Thursday, November 09, 2017

ANALYSIS: This is just the start of the Saudi crackdown's financial ripple effect

After sweeping arrests, investments inside - and outside - the kingdom are in question. Will the events draw investors - or scare them away?

Less than a week old, Saudi Arabia’s anti-corruption drive has snared dozens of princes, including three of the country’s wealthiest people.
The arrests are being portrayed as a clean up of the kingdom’s investment environment to realise economic reforms. Even those fiercely critical of the way it’s been conducted acknowledge the need for a system overhaul.
The sweep is also clearly a move by Crown Prince Mohammed bin Salman to consolidate power, leaving some skeptical that corruption is the sole motivator – if at all.

Yet for investors trying to read the signs from the outside, whatever the machinations and motivations behind the arrests, it brings reforms that have been needed for ages.
“Clearly, the clamp down on corruption is a good thing as the Saudi economy has been hindered by corruption for many decades,” said Jason Tuvey, a Middle East economist at London-based Capital Economics.
“For one, small firms have struggled to compete with large firms that previously had a close relationship with the royal family, but also individuals and businesses had to rely on an army of brokers to cut through bureaucracy.”
Still the detention of 11 princes, four ministers and dozens of others on Saturday, including Prince Alwaleed bin Talal, may have a chilling effect on investment – both inside and outside the kingdom - in the near term until there is more clarity over whether the drag net will widen.
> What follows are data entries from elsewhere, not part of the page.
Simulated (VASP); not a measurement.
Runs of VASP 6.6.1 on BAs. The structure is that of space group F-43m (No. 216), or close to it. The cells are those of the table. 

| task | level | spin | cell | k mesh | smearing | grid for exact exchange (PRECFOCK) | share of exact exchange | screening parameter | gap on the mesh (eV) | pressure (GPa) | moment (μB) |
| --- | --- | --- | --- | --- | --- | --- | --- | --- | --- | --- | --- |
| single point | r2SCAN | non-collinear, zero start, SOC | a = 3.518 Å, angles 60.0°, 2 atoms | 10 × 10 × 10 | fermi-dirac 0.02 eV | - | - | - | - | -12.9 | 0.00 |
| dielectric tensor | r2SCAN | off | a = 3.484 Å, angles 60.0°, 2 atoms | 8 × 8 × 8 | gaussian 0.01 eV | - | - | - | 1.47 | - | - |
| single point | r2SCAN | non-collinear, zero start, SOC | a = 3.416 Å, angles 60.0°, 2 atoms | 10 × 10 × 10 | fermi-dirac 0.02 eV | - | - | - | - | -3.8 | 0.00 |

After all, just days after it served as the site of the kingdom’s "Davos in the Desert", a foreign investment conference, the six-year-old Ritz Carlton essentially became a prison, an overnight conversion that has to have rattled onlooking investors.
Likewise, from Twitter to Citigroup to Apple, many of those thought to be detained inside the hotel hold significant stakes in multinational corporations. Questions have even been raised about whether London’s Savoy Hotel, owned by bin Talal, could become Saudi government property.
While the ramifications have not yet been significant and have yet to fully unfold, one clear epicentre is Lebanon, which is on edge after Prime Minister Saad Hariri’s resignation from Riyadh on the same day as the arrests, and given the close economic ties between the two countries.